For Iran, crunch time on Iraq approaches
LONDON - There is a sharp dilemma at the heart of Iran’s policy in Iraq: Tehran wants its neighbour to remain unified but some of its actions have contributed to Iraq’s fragmentation and slide towards partition.
Iraq was never going to become the shining democracy envisaged by American neoconservatives. The Ba’ath Party, after 35 years in power, left a sectarianism that was compounded after the 2003 US-led invasion by Paul Bremer’s inept Coalition Provisional Authority and by Iraqi politicians building mafia-style, sect-based networks.
Tehran’s recent role in building up Shia militias to fight the Islamic State (ISIS) reflected the collapse of the Iraqi Army but has increased Sunni apprehension over Iran’s links with the Iraqi Shia parties.
Ayatollah Ali Sistani, Iraq’s pre-eminent Shia cleric, has long argued for national unity and dialogue. In 2006 and in 2007, crucially, he forbade Shia from taking up arms after Sunni militants bombed the al- Askari mosque in Samarra.
Sistani’s call in June 2014 for volunteers to fight ISIS reflected the seriousness of the threat. But it was also seen by many Shia as an endorsement of militias that, while nominally under the Iraqi state as “Popular Mobilisation Units”, are to a greater or lesser extent subject to Iranian control or influence.
Sistani’s recent support for demonstrations against corruption and poor services — oddly similar to the “You Stink” protests in Lebanon — shows the ayatollah retains an independent voice.
Beginning in Medina, near Basra, and spreading to Baghdad, the demonstrators were condemned by the Shia parties, which have been in government for more than a decade. Former prime minister Nuri al-Maliki accused them of being “against religion” and appeared even to allege they were allied to ISIS.

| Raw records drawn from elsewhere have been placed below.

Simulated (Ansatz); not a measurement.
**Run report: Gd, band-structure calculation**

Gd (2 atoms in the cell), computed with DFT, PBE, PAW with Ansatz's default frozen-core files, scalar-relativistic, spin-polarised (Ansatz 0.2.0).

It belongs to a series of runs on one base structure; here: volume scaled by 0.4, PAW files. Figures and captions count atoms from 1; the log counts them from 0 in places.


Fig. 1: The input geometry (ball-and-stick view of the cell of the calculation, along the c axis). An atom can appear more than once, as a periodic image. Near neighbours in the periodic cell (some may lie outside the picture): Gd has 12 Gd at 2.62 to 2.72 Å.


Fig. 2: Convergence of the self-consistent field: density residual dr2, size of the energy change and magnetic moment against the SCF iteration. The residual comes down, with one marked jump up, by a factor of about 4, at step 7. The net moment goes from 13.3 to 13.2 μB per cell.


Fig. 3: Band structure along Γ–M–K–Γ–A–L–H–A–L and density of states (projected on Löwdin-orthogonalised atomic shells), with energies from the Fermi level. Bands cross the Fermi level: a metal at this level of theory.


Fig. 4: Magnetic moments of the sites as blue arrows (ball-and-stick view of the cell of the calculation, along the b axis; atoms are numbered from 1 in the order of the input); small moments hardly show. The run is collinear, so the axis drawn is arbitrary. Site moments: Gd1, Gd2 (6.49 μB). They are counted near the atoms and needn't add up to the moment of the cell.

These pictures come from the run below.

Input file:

Similar claims were made in Iran. The chief of staff of the armed forces, Major-General Hassan Firouzabadi, alleged the protests were “orchestrated” by “well-known groups… non-Muslim ones sometimes”.
There are differences in Tehran over Iraq, which partly coincide with differences between those who favour broad engagement with the outside world and those who see Iran as a beleaguered revolutionary state.
Iranian President Hassan Rohani’s approach has been exemplified in frequent visits to Sistani in Najaf by Foreign Minister Mohammad Javad Zarif and Ali Shamkhani, the ethnic Arab appointed by the president as Iran’s top security official.
But the divide is clearly illustrated by the continuing debate in Tehran not just over the nuclear issue but over Iran’s wider foreign policy.
When Major-General Qassem Soleimani, commander of the Revolutionary Guards’ elite Quds Force who has played a leading role in Iraq, addressed the annual meeting of the Assembly of Experts, the clerical body that chooses Iran’s leader, on September 3rd he argued that Iran’s power and spiritual influence were strengthening the “axis of resistance” around the region.
Ayatollah Mohammad Yazdi, the assembly’s head, told fellow clerics Iran should “not change our foreign policy of opposition to America, our Number One enemy, whose crimes are uncountable”.
Such rhetoric feeds concern among many senior clerics at Western influence, in culture as much as politics. Fifty years after Jalal Al-e Ahmad first popularised the notion of gharbzadegi (‘westoxification’), they remain keen to isolate young Iranians from Western music, clothes and fast-food chains.
As long as the nuclear issue remains live — even once the parliament has voted on the agreement, sanctions are not due to be lifted until February-April 2016 — the main division in Iranian politics is between those who support the agreement and those who oppose it.
This may bring together supporters of the agreement, from reformists to many conservatives, in the two elections due on the same day on February 25, 2016, for the 86-member Assembly of Experts and for the 290-seat parliament. This would increase the likelihood of a shift in either body, especially parliament, favouring Rohani.
Word in Tehran says the president has been discussing some electoral arrangement for the parliamentary election with House Speaker Ali Larijani, a natural conservative who supported the nuclear talks by fighting off attempts by parliamentary deputies to tie the negotiators’ hands. Larijani brushed away a question about this in New York on September 2nd, noting that Rohani was not standing in the election.
Securing a more supportive parliament would not give Rohani carte blanche but it would strengthen his hand not just over the nuclear issue but in regional policy. With Iraq, this means moving closer to the approach favoured by Sistani, including a more inclusive government.
This implies reducing tension with Saudi Arabia — identified by Rohani as a priority in his first speech in office — and probably closer cooperation with the United States against ISIS.
Iraq has repeatedly confounded even modest expectations but, if Rohani wants a viable and stable neighbour, he has no choice but to try.